LGBTQ PARENTING RIGHTS
Over the past few months, at least five states have introduced bills or passed laws limiting same-sex adoption across the country. Each with different language, the legislative initiatives allow states and agencies to refuse services to same-sex couples. This discriminatory legal trend not only denies children in the foster care or adoption agencies loving homes if the prospective parents are LGBTQ, but the laws serve as a building blocks to restrict all rights of LGBTQ parents. Given the terrifying political and legislative landscape, now more than ever, same-sex parents need to reach for and secure their parenting rights before the legislators erode them completely. LGBTQ couples can protect their families forever through quick, simple, and inexpensive, second-parent, or step-parent adoption.
The recent legislation is a huge step backwards for LGBTQ families. In March of 2017, the governor of South Dakota signed a bill allowing child placement agencies to discriminate based on “religious belief or moral conviction,” protecting any agency from government retaliation if they choose to discriminate against LGBTQ people. Soon after, Alabama and Texas signed similar legislation allowing adoption and foster care agencies to discriminate against same-sex couples based on “religious beliefs.” The Georgia Senate Judiciary Committee also added a discriminatory section in their adoption bill targeting LGBT people with an amendment that allows agencies to discriminate against same-sex couples and refuse to work with LGBTQ prospective parents if doing so meant going against “their mission.” And, in Tennessee, a bill was enacted that requires the words “husband” and “wife,” and “mother” and “father” be interpreted by their “natural and ordinary” meanings indirectly restricting the rights of LGBTQ parents and their ability to adopt privately or through the foster care system.

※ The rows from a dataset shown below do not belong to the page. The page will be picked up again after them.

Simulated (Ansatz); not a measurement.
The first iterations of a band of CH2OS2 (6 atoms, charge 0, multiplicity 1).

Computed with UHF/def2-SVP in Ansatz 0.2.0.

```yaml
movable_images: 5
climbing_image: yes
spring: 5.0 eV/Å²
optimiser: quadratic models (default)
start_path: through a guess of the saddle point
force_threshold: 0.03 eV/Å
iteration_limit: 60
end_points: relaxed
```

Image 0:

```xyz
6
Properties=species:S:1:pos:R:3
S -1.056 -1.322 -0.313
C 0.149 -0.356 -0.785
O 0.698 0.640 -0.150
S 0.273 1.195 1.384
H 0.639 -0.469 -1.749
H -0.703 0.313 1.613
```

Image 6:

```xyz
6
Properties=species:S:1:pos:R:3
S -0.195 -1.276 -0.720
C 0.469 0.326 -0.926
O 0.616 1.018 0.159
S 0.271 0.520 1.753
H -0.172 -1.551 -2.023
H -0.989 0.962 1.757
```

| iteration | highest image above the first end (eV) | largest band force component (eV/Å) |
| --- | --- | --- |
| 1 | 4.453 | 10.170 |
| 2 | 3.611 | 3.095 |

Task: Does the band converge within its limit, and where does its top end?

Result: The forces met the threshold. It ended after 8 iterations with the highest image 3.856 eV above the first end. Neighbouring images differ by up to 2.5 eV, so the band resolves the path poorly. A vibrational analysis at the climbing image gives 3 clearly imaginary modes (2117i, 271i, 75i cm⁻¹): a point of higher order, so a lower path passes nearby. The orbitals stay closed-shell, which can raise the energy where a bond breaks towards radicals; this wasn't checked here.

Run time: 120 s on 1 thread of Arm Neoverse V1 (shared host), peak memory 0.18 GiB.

Second-parent adoption is the adoption of a child by a second parent who may otherwise not be considered a legal parent. In New York, when the parents are married the process is called a step-parent adoption, versus a second parent adoption when they are not married. Regardless of marital status, for same-sex couples building families, this process is an important legal tool. Without second-parent adoption, the partner of the legal parent, even when married, is not a legally recognized parent and has no parental rights. Once a second-parent adoption is finalized in court, the child has two legal guardians and parents with the same parenting rights recognized across state lines. In the event of a divorce, dissolution of a relationship, or death, both parents’ rights and the child’s rights are unequivocal and an indispensable part of family preservation.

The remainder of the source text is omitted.